Think about where that value comes from though; it’s mostly storing and serving other people’s content. Most of it doesn’t require high security or intensive processing power (two things that centralized hosting excels at). So when you build a website with great content that has a lot of traffic, hosting companies like GoDaddy, Amazon Web Services and Google Cloud are cashing in on the popularity of your content. That all seems fine, but what if instead of that $118 Billion going to them it was dispersed across everyone who used the internet? What if you received micro payments for the hosting space and processing power you allowed to be taken up on your mobile phone or computer? It wouldn’t be a lot of money but you’d get a small discount on your cell phone bill each month. Imagine the impact on the hosting companies though…. They’d have to innovate, provide better quality service, lower prices or build their own revenue sharing plans with customers to keep them from switching to distributed hosting.

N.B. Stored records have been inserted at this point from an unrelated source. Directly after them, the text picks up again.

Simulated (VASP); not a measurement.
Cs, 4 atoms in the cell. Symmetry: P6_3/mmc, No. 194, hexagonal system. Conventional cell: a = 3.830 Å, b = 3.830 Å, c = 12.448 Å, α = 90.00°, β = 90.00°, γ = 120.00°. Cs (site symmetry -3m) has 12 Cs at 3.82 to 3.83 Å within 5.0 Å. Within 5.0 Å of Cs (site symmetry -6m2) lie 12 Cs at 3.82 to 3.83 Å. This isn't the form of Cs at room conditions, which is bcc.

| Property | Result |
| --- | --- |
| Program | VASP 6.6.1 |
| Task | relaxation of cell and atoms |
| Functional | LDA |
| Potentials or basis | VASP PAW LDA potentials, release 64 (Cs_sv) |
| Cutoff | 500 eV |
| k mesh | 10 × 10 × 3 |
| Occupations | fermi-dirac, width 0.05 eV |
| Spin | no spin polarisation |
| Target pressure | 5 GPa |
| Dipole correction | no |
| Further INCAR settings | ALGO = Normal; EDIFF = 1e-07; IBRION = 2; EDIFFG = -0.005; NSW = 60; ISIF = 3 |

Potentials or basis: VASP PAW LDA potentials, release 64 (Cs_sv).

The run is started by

If you think this is all hypothetical, check out IPFS (I don’t own any piece of this company — or any other company mentioned in this article except Ethereum), which is building a version of the distributed web. It likely won’t be ready for mainstream adoption for years but it and other startups could eventually create user-owned systems that invert the business models of existing companies.
The de-centralization (and democratization) of the platform business model:
Right now, many of the most successful businesses are platforms. A platform business is not a new idea; shopping malls and newspapers are platforms. They make money by being the place where buyers and sellers meet. Facebook is now the world’s most successful social platform, but Apple’s app store, iTunes and Apple Tv are all highly successful platforms owned by the world’s most valuable company.
Their business models work by being a closed ecosystem where content (newspaper articles, social posts, products, videos, music files) can be found and consumed by an audience. Sometimes the audience pays a subscription, as they do with Dropbox, Spotify and Netflix — other times advertisers pay to show ads to the audience (Facebook, Google Search, free versions of Pandora, traditional TV, etc.). In some platforms, it’s just a straight cut of the transaction itself (Ebay, Etsy, AirBnB, Google Play and Apple App stores).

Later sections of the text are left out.